Also, you should add your name to the "author" list in the file.

kakirastern commented 4 years ago

Interesting, am seeing the An error occurred while generating the build script. error output for the clang CI tests... But the gcc CI tests are fine and are passing.

kakirastern commented 4 years ago

Just added my name to the authors' list of the Corrfunc/mocks/DDtheta_mocks file as well, plus re-triggering the Travis CI checks.

manodeep commented 4 years ago

@kakirastern Could you please re-trigger that sub-build that failed? Must have been a transient issue

kakirastern commented 4 years ago

Hi @manodeep Sure, have just re-triggered the build.

kakirastern commented 4 years ago

I have checked the Travis CI checks are indeed all passing, but for some reason that fact has not been reflected on this page as of now...

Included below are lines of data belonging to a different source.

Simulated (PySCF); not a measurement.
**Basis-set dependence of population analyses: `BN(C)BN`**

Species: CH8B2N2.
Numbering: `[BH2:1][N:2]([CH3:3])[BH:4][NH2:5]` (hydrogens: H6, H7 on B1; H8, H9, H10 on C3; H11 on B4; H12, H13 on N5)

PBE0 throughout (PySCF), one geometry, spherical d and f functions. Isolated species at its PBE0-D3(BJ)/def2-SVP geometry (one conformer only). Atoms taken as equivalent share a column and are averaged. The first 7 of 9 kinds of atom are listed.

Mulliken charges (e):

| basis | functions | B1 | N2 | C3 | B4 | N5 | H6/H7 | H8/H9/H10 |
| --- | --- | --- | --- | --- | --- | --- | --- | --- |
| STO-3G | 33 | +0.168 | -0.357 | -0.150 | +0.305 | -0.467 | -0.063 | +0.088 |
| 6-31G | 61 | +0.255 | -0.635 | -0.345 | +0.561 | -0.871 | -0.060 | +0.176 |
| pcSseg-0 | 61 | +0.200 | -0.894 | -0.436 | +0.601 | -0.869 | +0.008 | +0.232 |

kakirastern commented 4 years ago

Just tested more thoroughly again and fixed the bug in the now L555 to print out some info statement for Case 2: (link_in_dec=True, link_in_ra=False). Previously was combining the two conditional if statements with the & logical operator (should have been the and logical operator in Python, but & worked nonetheless). But after separating the logic into layers like the following:

    if link_in_dec is True:
        if link_in_ra is False:
            msg3 = "Info: Gridding in the declination only, as link_in_dec " \
                   "is set to True while link_in_ra is set to False." \
                   "Thus looping is only needed over the range of " \
                   "(min, max) bin, with refinements in the declination."
            print(msg3)

The condition was able to be satisfied when met and the print statement was successfully outputted. For consistency's sake have changed & into and as the Python logical operator.

manodeep commented 4 years ago

Thanks @kakirastern.

What I meant for the link_in_dec=True case was that (rather than returning an error) we should be able to provide an implementation that loops and returns the fastest dec_bin_ref (possibly None for ra_bin_ref)

kakirastern commented 4 years ago

What I meant for the link_in_dec=True case was that (rather than returning an error) we should be able to provide an implementation that loops and returns the fastest dec_bin_ref (possibly None for ra_bin_ref)

Hi @manodeep Understood. Currently for the link_in_dec=True case both some additional info and an implementation that loops through and outputs the fastest dec_bin_ref are provided. (But currently I have set link_in_ra=False as the second checking condition in addition to link_in_dec=True.) I can certainly make the appropriate changes using None for ra_bin_ref soon to render the code self-consistent.

kakirastern commented 4 years ago

I have tried for the (link_in_dec=True, link_in_ra=False) case to setra_bin_ref=0, I did get an output but also the warning "Warning: bin refine factor along axis = 0 *must* be >=1. Instead found bin refine factor =0". I have also tried setting ra_bin_ref=1 for this case which makes a bit more sense intuitively, and that worked fine it seemed to my untrained eyes.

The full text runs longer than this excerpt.